Summary
In Dunleavy v. First Am. Tit. Ins. Co. of N.Y., 117 A.D.2d 952, 499 N.Y.S. 2d 264 (3d Cir. 1986), the plaintiff ("Agent"), in his capacity as agent for defendant ("Title Insurer"), obtained title insurance for a third party (the "Insured") covering certain real property.
Summary of this case from In re BrownOpinion
February 27, 1986
Appeal from the Supreme Court, Sullivan County (Torraca, J.).
Plaintiff, in his capacity as agent for defendant, obtained title insurance for Nathan covering real property in the Town of Liberty, Sullivan County. A dispute involving that property subsequently developed, resulting in the naming of Shapiro as a defendant in an action based on trespass and encroachment. When plaintiff and defendant denied that the action against Shapiro was within the parameters of the title insurance policy, Shapiro commenced a third-party action against them. When defendant refused to defend plaintiff, plaintiff retained counsel and cross-claimed for indemnification. The cross claim sought indemnification in the event that Shapiro recovered a judgment against plaintiff. It did not include a claim for counsel fees.

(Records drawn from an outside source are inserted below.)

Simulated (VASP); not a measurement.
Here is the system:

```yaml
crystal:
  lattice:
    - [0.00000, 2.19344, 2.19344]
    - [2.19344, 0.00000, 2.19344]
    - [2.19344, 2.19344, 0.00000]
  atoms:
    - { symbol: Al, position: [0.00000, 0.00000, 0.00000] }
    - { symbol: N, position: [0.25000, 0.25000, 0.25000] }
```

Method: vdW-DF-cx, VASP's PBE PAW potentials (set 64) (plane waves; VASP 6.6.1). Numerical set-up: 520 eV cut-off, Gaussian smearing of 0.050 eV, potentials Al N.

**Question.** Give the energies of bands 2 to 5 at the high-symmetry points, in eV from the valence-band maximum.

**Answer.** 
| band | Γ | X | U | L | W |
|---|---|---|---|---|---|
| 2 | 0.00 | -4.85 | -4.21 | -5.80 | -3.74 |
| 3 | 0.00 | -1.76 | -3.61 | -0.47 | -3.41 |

The parties to the original action subsequently entered into an in-court stipulation of settlement. As part of that stipulation, plaintiff agreed to deliver to defendant "a general release limited to the cause of action set forth in the complaint and Third-Party complaint" (emphasis supplied). Plaintiff also agreed to discontinue its cross claim against defendant upon the merits and with prejudice. Thereafter, plaintiff was billed $15,400 for counsel fees. Plaintiff, therefore, commenced this action to recover those fees from defendant based upon their contract. Defendant responded with a motion to dismiss the complaint based on, inter alia, the defenses of documentary evidence, collateral estoppel and res judicata. Special Term granted the motion, holding that the in-court stipulation in the original action precluded plaintiff from now seeking counsel fees. This appeal ensued.
Special Term did not disclose in its decision which of defendant's theories it relied upon in dismissing the complaint. At the outset, we reject the defenses of res judicata and collateral estoppel. Those two theories depend upon a final determination of issues by the forum in which the proceeding took place. In this instance, it can only be assumed that the terms of the settlement became sufficiently attractive to all of the parties in the original action that they decided to forego issue determination by the court. Therefore, the only viable defense raised on defendant's motion to dismiss was whether the stipulation constituted documentary evidence which precluded a subsequent claim for counsel fees. Resolution of that issue requires interpreting the stipulation in the same manner as a contract (Nishman v. De Marco, 76 A.D.2d 360, 366, appeal dismissed 53 N.Y.2d 642). A focal point of the inquiry must be the objectives of the contract and the intent of the parties (New York Bank for Sav. v. Cortlandt St., 106 A.D.2d 496, 498). To be a complete defense, the documentary evidence must resolve all the factual issues as a matter of law (Lake Placid Vil. v. Lake Placid Main St. Corp., 90 A.D.2d 873, 874).
Plaintiff and defendant are in complete disagreement as to the application of the stipulation, and plaintiff has offered only extraneous proof to resolve any possible ambiguity. It appears that an issue of fact and of law exists. The stipulation must be interpreted to determine whether all claims against defendant were to be released rather than just those alleged in the cross claim of the original action. The drastic remedy of accelerated judgment should not be granted where there is any doubt as to the existence of issues or where the issue is arguable, since "`issue-finding, rather than issue-determination, is the key to the procedure'" (Sillman v. Twentieth Century-Fox Film Corp., 3 N.Y.2d 395, 404, quoting Esteve v. Avad, 271 App. Div. 725, 727).
Order reversed, on the law, with costs, and motion denied. Main, J.P., Casey, Weiss, Mikoll and Harvey, JJ., concur.